Pensions have been frozen at current levels, without the annual cost-of-living adjustment, and new parents will no longer receive their €2,500 “baby cheque” after the birth of their baby. There will be a €6 billion cut in spending in public works, infrastructure and to the regions.

The cabinet this week also approved a new labour law which, among other measures, will reduce the severance pay from 45 days for every year worked to 33 days for each year worked, and only 20 days when the company is in financial difficulties.

At the same time it has announced plans to encourage youth unemployment to try to cut the 20 per cent unemployment rate which has affected the young particularly hard. Many people under the age of 25 have never worked in their lives.

First deputy prime minister Maria Teresa Fernandez de la Vega defended the unpopular reforms. “It is a necessary labour reform and is one of the most important reforms in Spain for the last 20 years,” she said.
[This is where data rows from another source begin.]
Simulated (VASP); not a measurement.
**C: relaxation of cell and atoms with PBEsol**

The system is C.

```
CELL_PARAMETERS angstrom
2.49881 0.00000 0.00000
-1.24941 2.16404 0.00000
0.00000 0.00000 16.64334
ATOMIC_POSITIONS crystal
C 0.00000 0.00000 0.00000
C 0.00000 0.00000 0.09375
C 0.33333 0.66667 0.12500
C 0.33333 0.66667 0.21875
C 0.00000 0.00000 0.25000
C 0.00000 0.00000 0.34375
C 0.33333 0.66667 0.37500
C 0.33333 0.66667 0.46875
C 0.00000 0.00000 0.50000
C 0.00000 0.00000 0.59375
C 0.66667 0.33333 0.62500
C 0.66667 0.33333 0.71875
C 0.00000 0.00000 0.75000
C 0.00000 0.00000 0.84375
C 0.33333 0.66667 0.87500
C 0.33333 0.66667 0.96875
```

Spanish workers have always enjoyed generous work benefits which have made it difficult and expensive for the bosses to lay off workers. Three-way talks between the government, workers and the unions have failed to reach a consensus. This week the government was forced to approve the reform by decree, although it will have to be approved in the parliament. Its clauses are controversial and have have left few sectors truly satisfied.

Salgado’s predecessor as finance minister, Pedro Solbes, who resigned last year after differences of opinion with Zapatero over ways out of the recession, welcomed the reforms, but said yesterday they did not go far enough.

The CEOE, the employers’ confederation, also complained that they were insufficient and that there should be greater liberty for bosses to dismiss workers if and when necessary. On the other side, trade unions complain the new law will make it too easy for an employer to lay off workers simply to reduce costs.

The unions, who staged a public sector strike two weeks ago, are already planning a nationwide general strike for later this summer and have called for a change of leadership.

“This government has exhausted its credibility,” said Ignacio Fernandez Toxo, the head of the Workers Commission, Spain’s largest union. “I don’t know whether the change should take the form of new elections or not, but at the moment we are have no political, financial or labour leadership in this country and we need a drastic change of government.”

Zapatero has another two years before he must convene elections, but Toxo is not alone in calling for new leaders or a change of government. Although the reform has been approved by decree, it will be debated and voted in the Cortes (parliament) next week.

Since the last general elections two years ago Zapatero has been governing with a minority government and reliant on smaller and regional parties to pass legislation, but he is confident he has sufficient support for this reform for it to pass next week.

Artur Mas, the president of the Catalan CiU coalition party, said that his group was prepared to vote in favour although he added that there was “obviously room for improvement”.

Zapatero addressed the leaders of the 27 EU countries for the last time yesterday as Spain’s rotating presidency which comes to an end this month. His government had hoped that this six-month presidency would add to Mr Zapatero’s prestige as a leader and statesman and provide an opportunity for the country to demonstrate its position as an influential first-world nation.

Instead he has been forced to preside over a series of emergency meetings to defend the European economy and preside over an economy which shrank by 3.6 per cent over the past 12 months and where the unemployment rate approaches 20 per cent.

The European leaders in Brussels have tried desperately to play down any idea of a Spanish – or any other – crisis. They agreed to carry out regular “stress tests” of banks to prevent “unfounded suspicions” about solvency of specific banks and face up to possible problems which could arise in the future.

In his inaugural address, European Commission president Herman van Rompuy denied there was a crisis and said that this was the first normal summit since he took over. “It is now 10.30am, and there is no crisis,” he said.